C. W. F. Dumas to John Adams: A Translation
The Hague, 17 March 1781
I did not have the time last evening to forward to you the letter that His Excellency the French Ambassador gave me in response to your letter to him of the 8th instant.1 The Pensionaries of Amsterdam, Dordrecht, and Haarlem have all asked me to thank you for your kindness in sending them Congress’ resolution.2 Those from Amsterdam, in particular, regret that the present circumstances did not permit them to respond formally to your letters. The one from Dordrecht agreed with me, that we should go to Leyden together, and that I would have the honor of introducing you to him. But yesterday he had to leave for Dordrecht. Perhaps another time.

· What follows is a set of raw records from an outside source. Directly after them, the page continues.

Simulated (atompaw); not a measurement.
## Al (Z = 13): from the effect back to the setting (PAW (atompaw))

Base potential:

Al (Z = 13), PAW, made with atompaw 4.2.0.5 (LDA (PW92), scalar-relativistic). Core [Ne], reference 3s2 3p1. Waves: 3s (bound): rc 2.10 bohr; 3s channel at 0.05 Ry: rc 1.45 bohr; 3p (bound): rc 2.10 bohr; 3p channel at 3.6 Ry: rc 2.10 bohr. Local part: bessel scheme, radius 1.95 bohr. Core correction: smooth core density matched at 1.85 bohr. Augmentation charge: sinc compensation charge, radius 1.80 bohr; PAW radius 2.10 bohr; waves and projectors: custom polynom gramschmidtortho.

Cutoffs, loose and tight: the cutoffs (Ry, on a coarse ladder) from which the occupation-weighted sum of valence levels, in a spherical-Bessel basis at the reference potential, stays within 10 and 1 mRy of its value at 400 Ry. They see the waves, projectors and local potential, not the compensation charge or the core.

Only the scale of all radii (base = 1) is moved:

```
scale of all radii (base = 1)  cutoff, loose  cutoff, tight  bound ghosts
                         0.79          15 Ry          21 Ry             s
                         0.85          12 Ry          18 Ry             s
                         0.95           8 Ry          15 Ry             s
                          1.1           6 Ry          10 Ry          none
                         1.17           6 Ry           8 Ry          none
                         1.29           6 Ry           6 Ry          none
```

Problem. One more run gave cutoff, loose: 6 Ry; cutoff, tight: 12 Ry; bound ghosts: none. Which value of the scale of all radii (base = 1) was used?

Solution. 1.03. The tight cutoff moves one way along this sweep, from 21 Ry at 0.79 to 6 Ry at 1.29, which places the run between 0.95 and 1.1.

The countermanifesto of the republic to that of the British king has finally appeared.3 You will see the translation soon in the French gazettes, so therefore I will refrain from analyzing it. It is long. Is it as vigorous as it is long? You be the judge. I am with great respect, sir, your very humble and very obedient servant
Pardon the liberty that I take in enclosing a small bill that your servant presented to Mr. Luzac.4
RC (Adams Papers).
3. A French translation of the countermanifesto, dated 12 March, appeared in the Gazette de Leyde of 20 March; English translations of the document were widely printed in British newspapers, such as the London Chronicle of 24–27 March.
4. The enclosure has not been found.